Moore had linked to the video through her popular Twitter site.
“She was a child. Unprotected,” Moore wrote in September 2009. “I think she deserves a 2nd chance. Do you?”
In January 2011, Gov. Arnold Schwarzenegger, on his last full day in office, commuted her life sentence to 25 years to life, with the possibility of parole. But the issue of whether she should get a new trial to offer a battered victim defense remained.
This week, there was a major turn in Kruzan’s legal battle.

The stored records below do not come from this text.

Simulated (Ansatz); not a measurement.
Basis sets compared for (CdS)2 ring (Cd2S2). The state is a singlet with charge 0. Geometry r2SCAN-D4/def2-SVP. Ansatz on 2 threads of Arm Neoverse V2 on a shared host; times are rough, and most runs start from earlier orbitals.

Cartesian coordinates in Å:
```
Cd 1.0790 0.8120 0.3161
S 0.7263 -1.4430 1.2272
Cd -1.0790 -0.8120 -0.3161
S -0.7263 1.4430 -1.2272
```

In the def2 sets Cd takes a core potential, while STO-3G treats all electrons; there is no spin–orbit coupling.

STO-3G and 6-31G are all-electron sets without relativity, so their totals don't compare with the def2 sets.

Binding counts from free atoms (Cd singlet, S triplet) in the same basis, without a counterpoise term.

Her petition for a new trial had been denied in Riverside Superior Court in February 2010. That denial was upheld by the Fourth District Court of Appeal. The California Supreme Court was petitioned, and in May 2011 the court asked for informal letter responses from Kruzan and the state attorney general.
CHANCE TO USE DEFENSE
On Wednesday, June 20, the high court ordered a new hearing to show cause in Riverside Superior Court on why Kruzan was not entitled to the relief she is seeking — to get a new trial with the chance to use the battered partner defense .
No hearing date has been set. The attorney general’s office has until July 20 to file papers, and Kruzan has 30 days after that to respond.
Ronald A. McIntire, one of the attorneys representing Kruzan, declined comment Thursday. Calls to the California attorney general’s office made Wednesday and Thursday were not returned.
But the paper trail in Kruzan’s case this year shows a marked shift in the attorney general’s stance, from characterizing her early teen years relationship to Howard as a prostitute to his pimp, to one that pointedly called her “a sexually exploited minor.”
On March 19, a letter brief filed with the state high court by the attorney general’s office contended that Kruzan “cannot be considered a ‘victim of domestic violence’ because she and Howard were not involved in the type of ‘dating relationship’ that is necessary to have existed to support (Kruzan’s) claim that she suffered from intimate partner battering syndrome.
“To the contrary, the facts demonstrate that while Howard may have indeed perpetrated crimes against (Kruzan), their ‘relationship’ was a professional one, as pimp and prostitute.”
McIntire wrote to the court on March 29: “The attorney general’s interpretation of the meaning of ‘domestic violence’ and ‘dating relationship’ is simply wrong.”
The letter noted that the attorney general’s office acknowledged “the severe abuse that Sara suffered at G.G.’s hands,” even as it claimed she was not entitled to relief as a battered partner.
“Under the attorney general’s definition, the severe sexual and emotional abuse that G.G., a man 20 years Sara’s senior, inflicted on Sara for a third of her young life does not ‘count’ as intimate partner battering because their ‘sexual involvement’ — G.G.’s molestation and two rapes of Sara — was criminal, not consensual.”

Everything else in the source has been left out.